A Socialist Alliance party would apparently preclude the unity of revolutionaries and reformists ... and thus block off the expected influx of disillusioned Labourites into what really matters - the SWP. Incidentally, as we have repeatedly stressed, the SWP leadership has a typically sectarian conception of 'party'. Agreement with, rather than acceptance of, the programme determines membership - the latter being Lenin's correct formulation, as the educated reader will know. Certainly we would expect any genuine party of the working class to contain within it a whole range of different shades of opinion.

Our left, right and centre are obliged to abide by majority decisions when it comes to common actions. Equally our left, right and centre must have the maximum freedom conducive with unity in action to express their views, and their criticisms, openly. With such a centralised but fully democratic regime we are confident that Marxism will win the battle of ideas hands down and secure all manner of new adherents. Not least those coming into the Socialist Alliance from a Labourite tradition who have rightly been repelled and disgusted by the bureaucratic centralist regimes of the sects.

But let us return to the main line of the argument. Since the GLA elections the Socialist Alliance, as an all-England network, has displayed an ever-upward trajectory. And at Birmingham, on March 10, comrade Dave Church reported that membership stood at 650. However, using this figure alone is to considerably downplay our functional magnitude.

Besides the six principal political organisations underpinning the Socialist Alliance's Liaison and executive committees there is also a layer active in, or financially backing, local Socialist Alliances which are only indirectly attached to the network. There are around 80 fully operational regional, city, town and borough alliances in England and Wales. Obviously numbers in each vary, but in most cases it does extend some significant distance beyond the narrow organisational and ideological borders of the SWP. No one knows the total membership of the Socialist Alliance counted in that, more accurate, way - apart from perhaps the SWP central committee. This 'outside' body, not comrade Church, could produce a rough estimate if asked. Suffice to say, we must talk in the thousands. Though not the tens of thousands - yet.

My guess would be somewhere between 2,000 and 3,000 members. A figure, which implicitly questions the - hugely exaggerated - claims that the SWP contains 10,000 fighters for socialism within its ranks. Nonetheless even if we only have 2,000 members that is an impressive achievement.

No less an achievement is gathering support for the Socialist Alliance from well established organisations and a range of prominent freelance socialist individuals. On the one hand the Alliance for Workers' Liberty, the International Socialist Group, Workers Power and the Revolutionary Democratic Group and on the other hand Louise Christian, Mark Serwotka, Nick Wrack and Liz Davies all represent distinct viewpoints and distinct traditions ... and will in the Socialist Alliance's fertile conditions of tolerance and democracy bring with them their own distinct contributions. From such dynamic unity comes social impact. As a result New Labour's ideologues recognise us as a burgeoning threat to their core constituency and have begun their counterattack in earnest. Note Polly Toynbee's barbed commentary in The Guardian.

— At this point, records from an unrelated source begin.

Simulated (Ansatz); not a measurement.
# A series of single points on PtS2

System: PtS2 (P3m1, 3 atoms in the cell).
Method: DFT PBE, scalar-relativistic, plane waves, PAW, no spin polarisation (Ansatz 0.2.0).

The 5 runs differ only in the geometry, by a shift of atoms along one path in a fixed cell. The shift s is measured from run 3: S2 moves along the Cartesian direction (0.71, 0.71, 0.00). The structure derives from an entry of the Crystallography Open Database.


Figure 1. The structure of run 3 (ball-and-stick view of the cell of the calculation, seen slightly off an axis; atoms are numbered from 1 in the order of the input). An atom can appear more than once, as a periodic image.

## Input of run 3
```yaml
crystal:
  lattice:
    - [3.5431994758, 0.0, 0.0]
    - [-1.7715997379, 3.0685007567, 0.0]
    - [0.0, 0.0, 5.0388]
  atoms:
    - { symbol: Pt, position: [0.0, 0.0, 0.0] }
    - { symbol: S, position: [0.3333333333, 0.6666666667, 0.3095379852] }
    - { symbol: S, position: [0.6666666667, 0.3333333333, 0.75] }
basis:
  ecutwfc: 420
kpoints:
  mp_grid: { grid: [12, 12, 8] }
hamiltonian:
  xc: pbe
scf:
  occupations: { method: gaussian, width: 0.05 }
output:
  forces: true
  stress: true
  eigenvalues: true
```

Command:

Under these promising circumstances what is particularly conspicuous is the Socialist Alliance's rank amateurism. We have no common political paper, no full-time leadership, no trade union fractions, no unified all-United Kingdom organisation.

Presumably for ongoing publicity and propaganda the Socialist Alliance is expected to rely on our website, along with Socialist Worker, Weekly Worker and The Socialist. These small circulation rivals ... and, one expects, the uncanny ability of Anna Chen to get snippets into the bourgeois mass media. The All Red and Green is a misnomer of a title and in its present form no longer worthy of our rapidly expanding collective strength.

Elected officers such as Dave Nellist and Dave Church are doggedly determined to concentrate on their local constituency work and campaigning. Instead they should be taking a lead and shifting the centre of their operations to London: i.e., the capital city. When CPGB delegates on the Liaison Committee first suggested a London HQ we were told in no uncertain terms that it would be unnecessary. Supposedly the likes of us do not understand general elections. Localism dominated and clouded thinking.

There has been a change in heart. We are to have a London HQ. Thank goodness. Nevertheless the absence of our top officers from London and from the platforms of our rallies all over the country is of concern. To be a Socialist Alliance officer should mean being a professional. Running things from spare bedrooms and in one's spare time is no longer good enough.

What of trade union work? As London underground workers strike once more against privatisation, why has the Socialist Alliance not taken up the CPGB's urgent call for a railworkers' fraction and the AWL's generous offer of handing over its Tubeworker bulletin? What goes for the RMT, Aslef and TSSA applies no less to other industries such as the mail, steel, civil service, etc.

The dragging of heels over Scotland and Wales is particularly painful to observe. The SWP does not want to upset its plan for a Machiavellian takeover of the Scottish Socialist Party (Wales is part of that plot). As long as Tommy Sheridan occasionally nods in the direction of the Socialist Alliance, nationalism is said to be purely a Scottish and Welsh concern. Socialists and communists dwelling in England have no business poking in their noses. Unless you are Chris Bambery! Frankly all socialists and communists should as an elementary duty be fighting together in one centralised organisation against the United Kingdom state. And equally, in the meantime, everyone has a duty to speak out when they believe comrades are making profound errors.

What all this means is that there is a political lagging behind. Quantity we have in membership and votes. Quality we still lack in terms of leadership and organisation.

It also starkly shows that the arguments advanced by comrade Rees and those who want to limit the Socialist Alliance to an electoral united front are part of the problem. These comrades fail to grasp the pressing needs of the day. They cannot even say the words 'Socialist Alliance party' without shuddering with fear.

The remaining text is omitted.